However, since I've not been away I've not had the opportunity to purchase any exotic foods. Even when shopping in Bath I was too focused on buying shoes; and during my four, yes four, trips to various garden centres I was also rather pre-occupied with getting things to grow rather than things to eat.
Anyway, really it's just a good excuse to produce something from my own kitchen, since that is where I have spent a lot of time over the past two weeks. After poring over various recipes I settled down to attempt some mini honey-nut Florentines.
For these you need to mix 100g chopped candied peel and 10-12 glacé cherries that have been halved or quartered. To these add 75g blanched almonds and 50g pistachios both roughly chopped. Melt 75g unsalted butter in a small pan and then stir in 75g caster sugar, 1 tablespoon of honey, 1 tablespoon of double cream, and 1 teaspoon of vanilla extract. Bring to boil, stirring all the time, and simmer for 1-2 minutes, before removing from the heat.
To the sugar and butter mixture, stir in the nuts, cherries and peel, along with 2 tablespoons of plain flour and the finely grated zest of an orange. Leave until barely warm.
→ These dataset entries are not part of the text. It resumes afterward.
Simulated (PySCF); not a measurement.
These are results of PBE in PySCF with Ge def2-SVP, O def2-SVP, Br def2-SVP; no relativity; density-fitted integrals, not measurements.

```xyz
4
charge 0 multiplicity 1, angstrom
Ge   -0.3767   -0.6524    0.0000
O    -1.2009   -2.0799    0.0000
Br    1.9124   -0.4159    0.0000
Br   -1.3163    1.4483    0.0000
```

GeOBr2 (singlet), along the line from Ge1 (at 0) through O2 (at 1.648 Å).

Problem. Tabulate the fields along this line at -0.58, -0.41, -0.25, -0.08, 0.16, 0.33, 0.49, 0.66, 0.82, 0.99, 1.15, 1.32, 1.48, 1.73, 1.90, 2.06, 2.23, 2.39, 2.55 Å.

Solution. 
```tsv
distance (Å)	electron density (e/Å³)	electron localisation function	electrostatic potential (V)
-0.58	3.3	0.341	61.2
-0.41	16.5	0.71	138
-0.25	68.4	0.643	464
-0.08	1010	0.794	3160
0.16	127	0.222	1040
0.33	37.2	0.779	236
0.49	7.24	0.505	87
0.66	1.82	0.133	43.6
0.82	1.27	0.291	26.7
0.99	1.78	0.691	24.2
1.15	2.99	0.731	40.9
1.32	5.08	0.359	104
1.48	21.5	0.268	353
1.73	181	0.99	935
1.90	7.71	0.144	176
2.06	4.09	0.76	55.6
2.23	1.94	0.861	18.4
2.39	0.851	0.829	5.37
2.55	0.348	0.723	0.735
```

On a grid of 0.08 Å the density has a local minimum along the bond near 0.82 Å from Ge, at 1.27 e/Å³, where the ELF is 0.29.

Meanwhile, heat the oven to 180 C, fan 160 C, gas mark 4 and butter the bases of two, twelve-cup muffin tins. The latter will not win you any points on the Great British Bake-Off but will stop your Florentines spreading to ridiculous proportions when in the oven. If you are entering a Bake-Off just line two large baking trays with non-stick baking paper.
Once the mixture has almost cooled to room temperature, press a teaspoon of the mixture into each of the muffin tin holes or place 12 drops of mixture onto each of the baking trays, leaving plenty of room for them to spread out. Pop them in the oven for 10-12 minutes.
Allow them to cool in the tin or on the tray for about 10 minutes before transferring them to a clean kitchen towel. If using the muffin tin you'll need to prise them out with a knife. Make sure you place them upside down onto the towel. You want the smooth side facing up.
Once cooled, melt 100g dark chocolate and 100g white chocolate in separate bowls. Spread 12 of the upturned faces of the Florentines with the dark chocolate and the other 12 with the white chocolate. When slightly cooled, you could wiggle the tines of a fork through the chocolate to leave a wave pattern. This really is easier said than done but I distinctly recall that Paul Hollywood and Mary Berry insisted on this finishing touch in the last Bake-Off. However, if like me, you've made your Florentines in muffin tins you're already out of the running for 'best looking Florentine'. I left the dark chocolate too long, missing the opportunity, and made a bit of a mess of the white chocolate but I've decided mine are to be all about taste. Let's just hope my colleagues agree!